A task force trying to ensure that the underground Red Hill Fuel Storage Facility does not contaminate an aquifer that supplies one-fourth of urban Honolulu’s drinking water identifies the crux of the problem: The Navy reacts to leaks after they occur, once fuel has tainted the surrounding environment.
That’s why installing extra protections at the aging facility is so important, as a recent draft report emphasizes. Secondary containment, such as double-lining operational tanks, would capture fuel that leaks through the inner wall and real-time leak detection would alert staff on site, who could act before the leak potentially worsens and bleeds through the outer wall into the ground.
Navy officials take issue with the preliminary report issued by the Red Hill Fuel Storage Facility Task Force, especially the recommendation that the Navy should complete the upgrades within the next 10 years or shut down the facility, which supplies fuel to aircraft and ships at Joint Base Pearl Harbor-Hickam.
The state Legislature formed the task force — which consists of city, state, military and community leaders — after the Navy reported that about 27,000 gallons of fuel had leaked in January from the World War II-era facility, which sits 100 feet above one of Oahu’s major aquifers. Tests to date have shown no harmful levels of contamination in groundwater.
The draft report firmly states that Red Hill’s operations should continue only "on the condition that the aging facility be upgraded with secondary containment and state-of-the-art leak detection to ensure safe operations … " and that the upgrades should be complete by Dec. 31, 2024.
But Navy officials assert that those recommendations are not feasible, that the draft did not include enough input from the military branch and that it was not shared with the Navy before being released to the public. Navy officials are working with a task force subcommittee to revise the draft. The full task force’s next meeting is Dec. 11; it must submit its final report within 20 days of the beginning of the 2015 legislative session.
Tom Clements, environmental public affairs officer for Navy Region Hawaii Public Affairs, said the Navy’s dual goal is to preserve the safety of Oahu’s water supply and the availability of a secure, vital military fuel supply. Each of Red Hill’s underground tanks is 200 feet tall and 100 feet around, encased in concrete and basalt rock. The Navy has not even identified an existing technology that could be used to install an effective secondary containment system at the unique Red Hill system, making any discussion of the timeline for upgrades premature, he said. Assuming that suitable technology is found, funding for it would be substantial and is not yet available.
Those are significant challenges, to be sure. Still, the risks of failing to find a solution are potentially catastrophic for hundreds of thousands of Oahu residents who depend on the aquifer for their drinking water. It is the Navy’s urgent responsibility to explore every possible innovation to improve the safety of a facility that has a history of fuel leaks dating back to 1949.

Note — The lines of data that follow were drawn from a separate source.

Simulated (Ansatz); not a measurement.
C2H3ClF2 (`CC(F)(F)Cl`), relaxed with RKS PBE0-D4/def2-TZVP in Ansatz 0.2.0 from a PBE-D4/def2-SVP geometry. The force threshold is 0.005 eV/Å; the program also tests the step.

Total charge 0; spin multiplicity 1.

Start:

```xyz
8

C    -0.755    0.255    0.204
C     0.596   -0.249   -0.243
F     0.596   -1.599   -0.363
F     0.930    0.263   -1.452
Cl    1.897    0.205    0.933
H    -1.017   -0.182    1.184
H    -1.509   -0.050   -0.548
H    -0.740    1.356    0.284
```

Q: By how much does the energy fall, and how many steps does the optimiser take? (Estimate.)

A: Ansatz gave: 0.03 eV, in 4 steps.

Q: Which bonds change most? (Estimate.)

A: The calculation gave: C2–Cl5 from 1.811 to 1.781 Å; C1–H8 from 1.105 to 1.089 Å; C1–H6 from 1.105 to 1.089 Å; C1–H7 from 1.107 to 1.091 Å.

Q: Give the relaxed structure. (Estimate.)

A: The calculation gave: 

As the draft report states, "Ultimately, the storage of 187 million gallons of fuel, 100 feet above a drinking water resource, is inherently dangerous to the environment." Even if this draft gets watered down in revisions before the final report is submitted to the Legislature, there is no diluting that bedrock fact.
Secondary containment and real- time leak detection are necessary to mitigate the risks of this 75-year-old underground fuel-storage system, and the clock for installing those protections needs to start ticking.